It Happened One Night (Issue 868)

In which we are encouraged to prepare in advance to better understand context and significance in our sales calls.

While visiting a friend, we decided to have a stay-at-home movie night. My friend proposed the 1934 film, “It Happened One Night,” starring Clark Gable and Claudette Colbert.

The plot is fairly simple. A spoiled socialite (Colbert) wants to marry a wealthy New York aviator. Her father disapproves. She runs away (first by swimming away from her father’s yacht, then by purchasing a ticket for the bus to New York). With few available seats on the bus, she is forced to sit in close quarters with Clark Gable’s character, Peter Warne, an unemployed, street-hardened reporter who’s looking for a good story to sell.

At one of the bus rest stops, a robber steals her suitcase and her cash. Warne recognizes her from a newspaper story about her running away and makes a deal with her to help her reach New York in exchange for an exclusive on her story. Since the movie is a “screwball comedy,” their trip back to New York includes hitchhiking, another robbery, sleeping on hay in a farm field, and on and on. She falls for Peter and he for her (‘though he doesn’t let on). In the end, as her father is walking her down the aisle to marry the aviator, her father convinces her that Warner really loves her; she bolts from the wedding into a waiting car and…. runs away again. The movie ends with Colbert and Gable reunited.

When the movie ended, my friend asked, “What did you think of the film?”

I responded that I had enjoyed the movie and recounted some of the snappy banter and plot twists that stood out. We compared notes for a few minutes and, popcorn exhausted, called it a night.

About a week later, I was still thinking about the film, so I poked around online for a bit.

Released in 1934, “It Happened One Night” was the first film to be honored with all five major Oscars®: Best Picture, Best Actor, Best Actress, Best Director, and Best Screenplay. [Only two other films have won all five: “One Flew Over the Cuckoo’s Nest” and “The Silence of the Lambs”.] So, even ‘though it’s 84 years old, it’s still a pretty big deal. Who knew?

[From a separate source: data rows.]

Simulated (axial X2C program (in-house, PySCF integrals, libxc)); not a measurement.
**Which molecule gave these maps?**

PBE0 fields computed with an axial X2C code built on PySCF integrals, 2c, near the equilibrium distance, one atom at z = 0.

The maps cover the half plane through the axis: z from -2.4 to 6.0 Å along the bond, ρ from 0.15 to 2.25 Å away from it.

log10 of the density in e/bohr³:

In addition, I learned, director Frank Capra combined many new and innovative film techniques including a mobile camera on a crane (rather than a camera on a fixed box), enabling more sweeping shots, angles for filming, and close-range shots); back projection of images; the new technology of a sound strip on the side of the film (eliminating the need for the text cards used in silent films); wipes and fade outs to change scenes or show elapsed time; and changes in lighting to show changes in characters’ feelings. Again, who knew?

As I’d watched the film, I’d recognized and reacted to some of the techniques without any understanding of their significance – that they were new or innovative. I’d enjoyed the images and dialog without, in many cases, grasping Capra’s underlying purpose or meaning.

A few minutes of preparation would have made a big difference.